Sophisticated, sophisticated, sophisticated. If it’s true that the third time you repeat a word it becomes flatus vocis (that is a mere name, word, or sound without a corresponding objective reality), it’s all the more true in this case. This word is empty - really empty. As empty, to be clear, as the eyeballs of a Greek statue in the eyes of those who don’t know that the coloured pupils were taken away by the millennia. Even Kanye West, without disturbing the ancient peoples, after destroying a Maybach 57 just for the sake of seeing it on fire, with screeching tyres and loaded with models, raps: “Sophisticated ignorance / write my courses in coursive” - as if to say that he’s teaching a lesson, and that the first thing to write down is this: sophistication is no less than a predicable adjective of ignorance, a specific type of all of the possible types of ignorance.

When witnessing such a show, our judgement is inevitably negative. If the cursive on the notebook, the skid marks on the asphalt and the sparks of the blowtorch on the car body are really going to be the only things left of the notes taken… in other words, if sophistication is empty, it makes no sense to practise it, and those who still do are immoral. If you think about it for a second, you will realise that its motive is profit: of course, the car that was dismembered for no reason was donated to a charity for the famine in the Horn of Africa, but what happened to the money that Kanye West and Jay-Z have made on Otis Redding’s dead body (musically speaking)? While he was singing wholeheartedly Try a Little Tenderness, the poor guy definitely didn’t expect it to be mistreated (sampled) to such a degree.
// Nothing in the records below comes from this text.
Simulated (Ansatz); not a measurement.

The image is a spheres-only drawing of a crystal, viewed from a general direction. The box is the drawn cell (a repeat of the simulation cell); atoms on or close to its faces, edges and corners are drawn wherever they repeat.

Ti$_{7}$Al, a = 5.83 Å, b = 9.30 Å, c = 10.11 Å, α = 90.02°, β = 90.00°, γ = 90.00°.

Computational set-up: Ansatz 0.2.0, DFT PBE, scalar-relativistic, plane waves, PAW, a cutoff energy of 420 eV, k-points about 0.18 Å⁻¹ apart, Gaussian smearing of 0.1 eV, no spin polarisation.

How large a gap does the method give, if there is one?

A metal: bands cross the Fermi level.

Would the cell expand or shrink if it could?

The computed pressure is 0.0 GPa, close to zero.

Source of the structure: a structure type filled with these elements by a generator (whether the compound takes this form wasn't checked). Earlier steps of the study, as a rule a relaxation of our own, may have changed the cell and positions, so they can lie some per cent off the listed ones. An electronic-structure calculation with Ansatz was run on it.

But has it always been like this? For once, the answer is surprising. By going back to the etymon of the word “ sophisticated”, five centuries before Christ, at that time indeed men called “Sophists” lived in Greece. They were brilliant rhetors, beloved for their job and paid to teach it. They were also philosophers, as they deliberately had to ignore nature in order to be able to talk freely.

Take the most famous among them, Gorgia. He said that: “Nothing exists; even if something exists, nothing can be known about it; and even if something can be known about it, knowledge about it can’t be communicated to others”. This way, he could talk safely, free from the obstacle of truth, that is without having to account for some reality principle. His only truth was the power of his language. He only had to take his light feet from polis to polis and, once he had arrived at the square, support a thesis and its antithesis. The crowd applauded him, aware of the trick, yet convinced in both cases with the same effectiveness.

Therefore, Gorgia, just like every Sophist, wasn’t what we would call a “relativist”. More simply, what interested him weren’t the world, nature and the elements, but rather man, the motives and his emotions. All of which he could examine with the persuasive power of words.

Not that he wanted to take advantage of this: on the contrary, at the peak of his career, he even dared feel a little affection for Helen - all of the Greeks shared hate for her - to whom he dedicated an Encomium that would absolve her from the responsibility of causing the Trojan War. “I have removed by my speech a woman’s infamy, […]” he wrote “I have tried to end the injustice of blame and the ignorance of opinion; I wished to write a speech as an Encomium on Helen and an amusement for myself”. An amusement that has made Helen, Paris’ whore, the first woman in history to be sophisticated.

Then when was it that the Sophists’ blissful ignorance - the programmatic ignorance of nature that they didn’t hide from anyone and that should have made them the first humanists in history - became immoral? Plato took care to sell it as such. He did this by condemning the Sophists for their habit of teaching against payment, and since then, like him, we condemn sophistication too.

However, if we really want to be honest, we must admit that when facing sophistication, even before immorality, what scares us is emptiness. Money is not the first thing to come to mind, but rather its presumed irrationality, the abyss that instantly opens in front of what we cannot understand. Emptiness, fear, accusation of immorality: that is the trajectory.

Therefore, there is a suspicion that, on the pretext of a few silver drachmas - with which Plato himself was rich since birth - he didn’t just initiate the group’s eternal accusation, but also, more profoundly, the fear of emptiness. He didn’t understand that emptiness was a shared method, just like the darkness in the cinema so that attention is focused on man and nothing else, and since he couldn’t understand it, he feared it. So, if Plato’s disciples, when hearing the word “sophisticated”, are gifted still today with the disgust that protects them from fear, we can only hope that they wrote to the sophists’ pupils-clients in cursive: in that case, they would at least be left with a beautiful handwriting.

Therefore, those who wish to interrogate a sophisticated person about sophistication shouldn’t expect an answer. They are sophisticated because they are sophists and sophisticators of themselves, and they would find it amusing to say everything and its opposite. Instead, go beyond the hidden moralism and, when you feel distressed, don’t give in to fear. Remember that, as the Greeks before Plato knew, it’s all a game, and that the only thing to do is enjoy it. After all, the quality of man that is experienced in sophistication is indeed motion.